Avionic Sensor Module

This is one of my oldest project to date, It is a sensor module that I designed for a RC helicopter to detect atmospheric changes. The project is based on a ATMEGA 8 chip and PCB layout and design was made but never manufactured.


Avionic Modules are used in airline industries mainly in aircrafts to measure changes in the physical parameter. These modules are used by air traffic controllers to measure the condition for the environment and based on the measured data, they could inform the pilots in order to provide pilots with accurate data and ensure that the plane is landing safely. They modules are also used inside the aircraft’s fuselage to provide pilots or operators with up to date data regarding the changing environment conditions that are important for the pilots to make decision for the safety of the passengers on board the plane. There are different types of modules available in the market. These modules vary depending on the type of the plane. In such modules are the temperature sensor, air velocity sensor, pressure sensor and most of all altitude sensor. Hence, avionic sensor modules are the very heart of the airline industries.

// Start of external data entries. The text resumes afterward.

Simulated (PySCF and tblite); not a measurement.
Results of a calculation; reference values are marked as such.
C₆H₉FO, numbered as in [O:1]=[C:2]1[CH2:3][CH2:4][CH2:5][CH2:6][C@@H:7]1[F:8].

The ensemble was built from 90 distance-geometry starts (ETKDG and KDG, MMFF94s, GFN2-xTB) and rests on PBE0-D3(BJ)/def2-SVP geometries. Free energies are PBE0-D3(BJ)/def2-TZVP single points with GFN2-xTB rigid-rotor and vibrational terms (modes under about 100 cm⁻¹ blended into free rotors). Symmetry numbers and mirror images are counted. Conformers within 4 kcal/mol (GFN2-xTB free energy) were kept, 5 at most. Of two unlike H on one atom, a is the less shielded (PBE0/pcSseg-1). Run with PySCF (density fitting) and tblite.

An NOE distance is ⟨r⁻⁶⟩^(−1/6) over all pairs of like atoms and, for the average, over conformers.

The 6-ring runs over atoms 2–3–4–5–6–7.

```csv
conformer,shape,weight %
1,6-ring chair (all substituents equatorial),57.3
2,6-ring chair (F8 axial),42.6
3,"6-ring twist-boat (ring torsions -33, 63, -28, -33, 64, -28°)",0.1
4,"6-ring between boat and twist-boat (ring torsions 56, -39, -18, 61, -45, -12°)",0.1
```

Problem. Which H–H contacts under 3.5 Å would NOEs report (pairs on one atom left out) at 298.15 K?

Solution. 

The objective of this project is to design an avionic sensor module that could measure, air velocity, temperature, pressure, altitude, 3D orientation and 3d position of the plane. This will be accomplished by using off the shelf sensors that are available in the university laboratories. The goal is to measure the environmental parameter and by using ADC, interface the sensor plus signal conditioning circuits with a microcontroller so that the reading could be obtained instantly on an LCD screen. The microcontroller used for this project is ATMEGA32. If time permits the module will be tested on a kite for measure physical parameter. The module will be lighter enough to be used on a kite to measure the physical parameters on a low altitude.


The microcontroller used for this project is ATmega 32 from AVR. The ATmega32 is a low-power CMOS 8-bit microcontroller based on the AVR enhanced RISC architecture. By executing powerful instructions in a single clock cycle, the ATmega32 achieves throughputs approaching 1 MIPS per MHz allowing the system designer to optimize power consumption versus processing speed.


The temperature sensor used for this project is LM335. The LM335 are precision temperature sensors which can be easily calibrated. They operate as a 2-terminal Zener and the breakdown voltage is directly proportional to the absolute temperature at 10mV/°K. The circuit has a dynamic impedance of less than 1Ω and operates within a range of current from 450μA to 5mA without alteration of its characteristics. Calibrated at +25°C, the LM335 have a typical error of less than 1°C over a 100°C temperature range. Unlike other sensors, LM335 have a linear output.

To measure orientation Gyroscope was used, the gyro used for this project is a single axis evaluation board that can measure the yew movement. The gyro used is ADXRS150EB from Analog Device. The ADXRS150EB is a simple evaluation board that allows the user to quickly evaluate the performance of the ADXRS150ABG yaw rate gyro. No additional external components are required for operation. The ADXRS150EB has a 20-lead dual-in-line (0.3 inch width by 0.1 inch pin spacing) interface that allows the user to easily prototype products without having to deal with BGA soldering. The 0.4 square inch outline of the ADXRS150EB is still among the smallest gyros available today.


The Accelerometer used for this project is ADXL150EB.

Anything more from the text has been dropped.